This PDF slideshow introduces a concept the author calls “gradual typing” for Python. I’ve been pursuing a similar notion of typing in Radian. You can think of the notion of “type” as the information we have about a value. “Static type” is the information the compiler has about a value, and “dynamic type” is the information the running program has about the value.

From this perspective, one can see the ubiquitous ‘assert’ statement as a supplementary typing system, evaluated at run time. I frequently assert that various parameters are non-null, or that the objects in those parameters are related in some standard way; the C++ language may not include this information in its notion of a type system, but those attributes are very much part of my concept of the types I expect the method to receive. When you look at a type system in these broader terms, little islands of dynamic typing start to show up even in the most “static” languages like C++ and Java.

Wouldn’t it be nice if those ad-hoc assertions I place in my code by habit could be as much a part of the language, and have as much of an effect on the compiler’s knowledge about the values I am working with, as the built-in parameter and variable type annotations?

The Radian type system approaches something much like the linked presentation’s “gradual typing” from the opposite direction. It starts with a completely wide-open type system, where any value could have any type, then allows the programmer to limit the range of options by making assertions about values. Each assertion functions as a guard, or checkpoint; in order to continue, the given conditions must hold.

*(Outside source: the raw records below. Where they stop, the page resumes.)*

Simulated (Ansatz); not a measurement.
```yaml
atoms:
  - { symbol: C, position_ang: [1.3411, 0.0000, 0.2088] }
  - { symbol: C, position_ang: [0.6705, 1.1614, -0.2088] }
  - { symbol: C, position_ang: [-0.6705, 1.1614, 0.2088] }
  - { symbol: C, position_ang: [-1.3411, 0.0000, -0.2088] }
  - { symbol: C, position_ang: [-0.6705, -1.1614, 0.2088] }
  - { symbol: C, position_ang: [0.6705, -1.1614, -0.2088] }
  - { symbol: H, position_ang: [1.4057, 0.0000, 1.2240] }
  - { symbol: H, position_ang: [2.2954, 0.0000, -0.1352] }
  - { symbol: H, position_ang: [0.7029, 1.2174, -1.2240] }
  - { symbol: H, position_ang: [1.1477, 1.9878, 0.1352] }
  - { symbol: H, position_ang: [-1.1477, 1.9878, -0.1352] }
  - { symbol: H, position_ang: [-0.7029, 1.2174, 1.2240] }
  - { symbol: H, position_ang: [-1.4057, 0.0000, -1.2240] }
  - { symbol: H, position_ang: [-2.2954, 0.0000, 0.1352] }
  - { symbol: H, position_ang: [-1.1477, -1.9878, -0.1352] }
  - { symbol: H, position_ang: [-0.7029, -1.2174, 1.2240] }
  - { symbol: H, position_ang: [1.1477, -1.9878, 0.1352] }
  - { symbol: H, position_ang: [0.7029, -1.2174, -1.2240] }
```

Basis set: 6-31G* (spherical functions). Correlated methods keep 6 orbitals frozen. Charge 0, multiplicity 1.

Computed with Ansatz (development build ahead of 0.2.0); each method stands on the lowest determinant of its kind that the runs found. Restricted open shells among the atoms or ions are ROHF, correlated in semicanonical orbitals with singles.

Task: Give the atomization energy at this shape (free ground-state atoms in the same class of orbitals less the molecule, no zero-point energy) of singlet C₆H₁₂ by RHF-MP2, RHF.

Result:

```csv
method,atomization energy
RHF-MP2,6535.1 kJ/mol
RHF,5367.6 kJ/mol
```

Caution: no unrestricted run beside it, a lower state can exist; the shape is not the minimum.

We then rely on dataflow analysis, constant propagation, and constant folding to resolve as many of these assertions as possible at compile time. The compiler can use the resulting knowledge about the content of each value to produce more efficient code specialized for that type. Each assertion condition can be resolved as either known true, in which case the assertion has been satisfied at compile time and can be omitted from the output, known false, in which case the compiler knows that the assertion cannot succeed and can report an error, or unknown, in which case the assertion will be compiled into the output and checked at run time.

Let’s make the compiler do all the tedious bookkeeping work! That’s what it’s there for. The result, I hope, will be a language which allows programs to start small, simple, and generic, then specialize over time for safety and efficiency – thus gaining the advantages of both “dynamic” and “static” typing.